Review of LMO Concert
Lake Macquarie Philharmonic Orchestra Concert Review
Conductor Christopher Bearman OAM
Sunday November 6th at 2pm, Lake Macquarie Philharmonic Orchestra drew such a following to
the Lake Macquarie Performing Arts Centre, that not all who arrived could safely attend, and so
some were turned away. While this reviewer is sad that those turned away missed a stunning
concert, it was a wonderful reward for Mercia Buck and the Lake Macquarie Music Society for their
commitment to providing an annual orchestral concert in the lake area. The presence of Lake
Macquarie Mayor, Kay Fraser, was timely. The demand for quality performance was clearly shown.

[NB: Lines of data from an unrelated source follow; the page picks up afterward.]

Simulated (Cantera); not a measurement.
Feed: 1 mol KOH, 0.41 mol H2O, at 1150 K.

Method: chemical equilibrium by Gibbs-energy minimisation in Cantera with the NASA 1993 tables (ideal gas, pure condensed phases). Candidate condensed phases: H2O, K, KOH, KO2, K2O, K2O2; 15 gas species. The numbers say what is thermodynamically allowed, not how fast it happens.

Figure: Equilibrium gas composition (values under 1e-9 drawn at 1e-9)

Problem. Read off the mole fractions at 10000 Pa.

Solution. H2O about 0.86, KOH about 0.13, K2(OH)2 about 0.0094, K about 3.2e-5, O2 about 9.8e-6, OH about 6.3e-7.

Christopher Bearman directed a varied program. The first half began with the Overture to Johann
Strauss’ opera Die Fledermaus, arias from fine opera singers, interspersed with the Intermezzo
from Mascagni’s Cavalleria Rusticana and ending with the Waltz from Sleeping Beauty by
Tchaikowsky. The second half was devoted to Symphony No. 4 by Tchaikowsky, sometimes known
as the ‘Fate’ symphony.
The orchestra was a mix of mature experienced players and younger players at varying stages of
development. This made for a blend of enthusiasm and style, with all players attentive to the
conductor and intent on the music. The Die Fledermaus overture had a few untidy moments but
confidence and musicality grew with each orchestral piece. The Cavalleria Rusticana Intermezzo
began with more assurance and the beauty of the meditative string melody was very well
expressed. By the end of the first half, the orchestra gave a lively and lyrical performance of the
Sleeping Beauty Waltz.
Tchaikowsky’s 4th Symphony has 4 movements: Andante sostenuto, Andantino, Scherzo and
Finale. It opens with the ‘Fate’ theme stated by the horns and brass, while the second movement
presents a beautiful folk melody. It was the third movement that showed how this orchestra ca
rise to a challenge with the whole movement performed pizzicato by the strings. The Finale 4th
movement returns to the ‘Fate’ theme and brings the symphony to an exhilarating end. As
Christopher Bearman said at the beginning of the second half, it is only a symphony orchestra that
can bring this music to life and in the canon of symphonic music lie great gems.
The audience was in tune with the mood completely with many rising to their feet in appreciation of
what we had all experienced. Across the orchestra, solo instrumentalists were consistently reliable
and expressive, with special thanks from this reviewer to the piccolo player, for his accurate presto
playing in Die Fledermaus.
The inclusion of singers and arias was a delight. Jared Lillehagen, baritone, sang ‘Avant de quitter
ces lieux’ from Faust in addition to joining Alex Sefton, baritone, in the stirring duet ‘Suoni la
tromba’ from I Puritani. Sefton gave voice to the popular Toreador song from Carmen. Soprano
Georgia Hall presented the tragic aria ‘Pleurez, pleurez mes yeux’ from El Cid while Susan Hart
and Marian Moroney gave us the timeless and sublime Flower Duet from Lakmé.
I wonder whether next year, there may need to be a Saturday evening performance as well as a
Sunday afternoon? All I can say is that I will be getting my ticket sorted out early!